Reed king Charles Lloyd has consistently exceeded expectations throughout his career, breaking ground in any number of jazz forms, particularly those associated with the employing of the various folk musics of the world as elemental melodic and harmonic components of his signature practice in the idiom.
Canto reveals Lloyd's inner restlessness at work once again with longtime pianist Bobo Stenson, bassist Anders Jormin, and the legendary American drummer Billy Hart.
The set opens with "Tales of Rumi," which has Stenson playing inside the piano, and Hart sliding around the kit without ever actually hitting it.
When Lloyd enters after a lengthy intro, he does so in a post-bop phraseology that brings the tune full circle, transforming from a folk melody to a blues tune.
Later, on "Nichiketa's Lament," Lloyd uses a Tibetan oboe with its high, reedy tone to play funeral music that actually becomes an exercise in pan-modalism.

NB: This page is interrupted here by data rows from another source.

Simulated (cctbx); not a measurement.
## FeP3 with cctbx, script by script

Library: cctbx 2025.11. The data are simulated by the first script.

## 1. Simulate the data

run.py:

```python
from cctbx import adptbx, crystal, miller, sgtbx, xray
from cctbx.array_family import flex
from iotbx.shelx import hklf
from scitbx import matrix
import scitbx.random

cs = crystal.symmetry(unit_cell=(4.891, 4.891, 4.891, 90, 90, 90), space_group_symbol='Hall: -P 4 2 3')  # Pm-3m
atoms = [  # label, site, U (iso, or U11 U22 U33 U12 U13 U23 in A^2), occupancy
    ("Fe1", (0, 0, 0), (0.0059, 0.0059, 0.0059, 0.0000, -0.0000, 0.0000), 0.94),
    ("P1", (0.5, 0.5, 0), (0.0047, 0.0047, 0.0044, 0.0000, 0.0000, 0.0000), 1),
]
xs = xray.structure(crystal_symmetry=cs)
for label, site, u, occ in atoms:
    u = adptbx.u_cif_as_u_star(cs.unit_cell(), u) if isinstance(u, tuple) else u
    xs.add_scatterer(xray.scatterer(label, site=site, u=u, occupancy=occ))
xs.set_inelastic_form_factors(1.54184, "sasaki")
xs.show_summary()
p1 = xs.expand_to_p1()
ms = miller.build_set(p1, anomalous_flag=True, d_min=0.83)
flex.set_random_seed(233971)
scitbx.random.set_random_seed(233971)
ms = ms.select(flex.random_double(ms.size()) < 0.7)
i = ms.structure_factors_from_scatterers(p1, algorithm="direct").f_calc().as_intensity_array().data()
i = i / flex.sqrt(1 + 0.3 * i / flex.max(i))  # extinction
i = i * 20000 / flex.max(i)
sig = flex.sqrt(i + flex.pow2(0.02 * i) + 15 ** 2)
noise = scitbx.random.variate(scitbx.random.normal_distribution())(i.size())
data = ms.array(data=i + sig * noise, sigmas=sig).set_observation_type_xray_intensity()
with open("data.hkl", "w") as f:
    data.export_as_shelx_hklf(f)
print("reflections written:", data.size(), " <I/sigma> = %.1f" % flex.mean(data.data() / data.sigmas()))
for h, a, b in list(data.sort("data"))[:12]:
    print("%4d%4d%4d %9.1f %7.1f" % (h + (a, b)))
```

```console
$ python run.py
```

The title track is actually a song of sorts, based on Jimmy Giuffre's harmonic methodology and Coltrane's breather and note theory.
The set closes with an unbelievably beautiful, cascading ballad where the band falls through its changes like water in a brook, and Lloyd blows through them with a heartbreaking lyrical intensity.
Canto is the song of a master who employs all of his tools in the creation of a work of art.